A new US commitment to oil and mining transparency may push the Kingdom closer to a similar agreement, Cambodian experts have said.
US President Barak Obama announced earlier this week that the US would join the Extractive Industries Transparency Initiative as an implementing country, according to a White House statement. The pledge, the first from a G8 country, commits the United States to public disclosure of revenues from oil, gas and mining assets.
Cambodia considered EITI membership in 2007 but has since declined to sign on.
The signatory status of the world’s biggest oil consumer, however, could result in more pressure on the Kingdom to do the same, Cambodians for Resource Revenue Transparency (CRRT) chairman Mam Sambath said yesterday.

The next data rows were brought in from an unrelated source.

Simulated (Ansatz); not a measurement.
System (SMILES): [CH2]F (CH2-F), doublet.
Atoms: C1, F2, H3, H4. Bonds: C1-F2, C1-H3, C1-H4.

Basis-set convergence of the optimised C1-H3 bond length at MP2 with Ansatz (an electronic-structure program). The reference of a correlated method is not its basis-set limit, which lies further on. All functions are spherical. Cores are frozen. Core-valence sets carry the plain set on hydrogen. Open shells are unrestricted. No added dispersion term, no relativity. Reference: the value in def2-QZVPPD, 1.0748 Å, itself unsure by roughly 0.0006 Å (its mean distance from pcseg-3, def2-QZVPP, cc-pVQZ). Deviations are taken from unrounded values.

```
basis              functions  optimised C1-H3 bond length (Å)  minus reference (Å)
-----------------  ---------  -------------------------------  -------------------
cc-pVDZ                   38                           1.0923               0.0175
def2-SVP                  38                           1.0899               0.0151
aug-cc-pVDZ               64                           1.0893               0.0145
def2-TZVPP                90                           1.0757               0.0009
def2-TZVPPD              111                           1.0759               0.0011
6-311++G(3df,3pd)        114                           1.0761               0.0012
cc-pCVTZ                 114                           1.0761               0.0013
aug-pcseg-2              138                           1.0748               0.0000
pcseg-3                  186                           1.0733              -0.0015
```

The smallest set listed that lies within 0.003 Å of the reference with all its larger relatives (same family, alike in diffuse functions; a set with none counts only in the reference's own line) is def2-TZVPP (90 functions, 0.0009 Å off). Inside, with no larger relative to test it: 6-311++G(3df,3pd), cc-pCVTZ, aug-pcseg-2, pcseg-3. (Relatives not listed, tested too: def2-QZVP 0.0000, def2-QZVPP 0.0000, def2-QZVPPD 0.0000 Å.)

“The US decision to join the EITI is a powerful endorsement of EITI and its guiding principles, not just within Cambodia but worldwide,” Mam Sambath said.
“As one of the world’s most powerful countries and most vibrant economies, the US has tremendous credibility in the global marketplace.”
EITI hopes other countries will follow in the United States’ footsteps, EITI spokesman Anders Tunold Krakenes said yesterday.
To date, Cambodia has not published any payments from oil or mining in EITI reports, he added.
While officials at the Cambodia National Petroleum Authority did not return requests for comment, Mam Sambath said the government declined to join the initiative because it claimed to already follow government-decreed transparency and accountability principles.
But he claimed EITI membership boosts investor confidence in ways that Cambodia’s own transparency standards do not.
“In short, it’s good business to be part of EITI.”
“CRRT still sees tremendous merit in joining the EITI as tangible evidence that Cambodia embraces the standards of principles set by the global community as those which best suit the needs of all involved stakeholders.”
Cambodia is not alone in abstaining from membership. The UK declined EITI membership this week, saying it would be inappropriate to reveal domestic financial dealings with extractive companies, the Guardian reported.
Officials at the US Embassy in Phnom Penh could not be reached for comment.